- PEOPLE, COUNTRIES, AND CITIES
- What is the European Union?
- Where are the low countries?
- How do the Netherlands keep getting bigger?
- What is Randstad?
- What is The Hague?
- What are the two cultural groups that make up Belgium?
- Who settled Denmark?
- What's the difference between England, Great Britain, and the United Kingdom?
- Is Scotland a country?
- What are the British Isles?
- What is the Commonwealth?
PEOPLE, COUNTRIES, AND CITIES
What is the European Union?
In 1951, six western European countries joined together in the European Coal and Steel Community. As more members joined, the organization grew in scope and soon became an organization that helped mend and meld the economies of Europe. In 1993, the European Community was renamed the European Union (EU). Today, there are 27 member states: Austria, Belgium, Bulgaria, Cyprus, Czech Republic, Denmark, Estonia, Finland, France, Germany, Greece, Hungary, Ireland, Italy, Latvia, Lithuania, Luxembourg, Malta, the Netherlands, Poland, Portugal, Romania, Slovakia, Slovenia, Spain, Sweden, and the United Kingdom. The European Union has a flag, an anthem, and in 1999 began using a single monetary unit (the "Euro") .
Where are the low countries?
Belgium, the Netherlands, and Luxembourg are known as the low countries because of their low elevation.
How do the Netherlands keep getting bigger?
For hundreds of years, the Dutch have been expanding the size of their country by building dikes and draining (and reclaiming) land. These lands, known as polders, have greatly expanded the size of the Netherlands and are now considered one of the seven wonders of the modern world.
A canal boat in Amsterdam, the Netherlands (photo by Paul A. Tucci).
What is Randstad?
The Randstad is a region of the Netherlands that includes the metropolitan areas of Amsterdam, The Hague, Rotterdam, and Utrech. The urban area of the Randstad holds nearly half the Netherlands' population.
What is The Hague?
The Hague is a city on the west coast of the Netherlands with an approximate population of 450,000. The Hague is the home of many international organizations, such as the International Court of Justice.

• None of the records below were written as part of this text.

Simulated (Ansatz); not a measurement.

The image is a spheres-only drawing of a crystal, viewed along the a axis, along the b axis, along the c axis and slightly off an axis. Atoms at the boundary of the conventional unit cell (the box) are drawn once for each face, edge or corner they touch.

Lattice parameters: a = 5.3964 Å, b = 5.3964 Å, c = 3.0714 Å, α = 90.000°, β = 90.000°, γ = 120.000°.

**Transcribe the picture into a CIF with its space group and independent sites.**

What are the two cultural groups that make up Belgium?
The Walloons in southern Belgium, called Walloonia, are descendants of the Celts and speak French. The Flemings in northern Belgium, called Flanders, are descendants of German Franks and speak Flemish, a language similar to Dutch. There is little unity within Belgium, for only 10 percent of Belgians are bilingual.
Who settled Denmark?
Surprisingly, Denmark was not settled by Europeans from the continent directly to its south, but was settled in the tenth century by Danes from Iceland and the Scandinavian Peninsula.
What's the difference between England, Great Britain, and the United Kingdom?
Northeast of France lie two large islands; Great Britain to the east and Ireland to the west. On the island of Great Britain there are three regions: England in the southeast, Wales in the southwest, and Scotland in the north. The other island, Ireland, is divided into two political divisions: the region called Northern Ireland in the north and the country of Ireland in the south. The United Kingdom is a country that includes all three regions on the island of Great Britain (England, Wales, and Scotland) and the one northern region on the island of Ireland (Northern Ireland).
Is Scotland a country?
While Scotland does have limited self-rule, it is still part of the country of the United Kingdom. Scotland occupies the northern portion of the island of Great Britain.
What are the British Isles?
The British Isles are composed of the two large islands of Great Britain and Ireland (separated by St. George's Channel) and the many small islands nearby. The British Isles include two countries: the United Kingdom and Ireland.
What is the Commonwealth?
The Commonwealth, also known as the British Commonwealth, consists of the United Kingdom and the now-independent former countries of the British Empire. The Commonwealth is not a policy-making body but is solely a loose voluntary association between countries that were formerly under British control.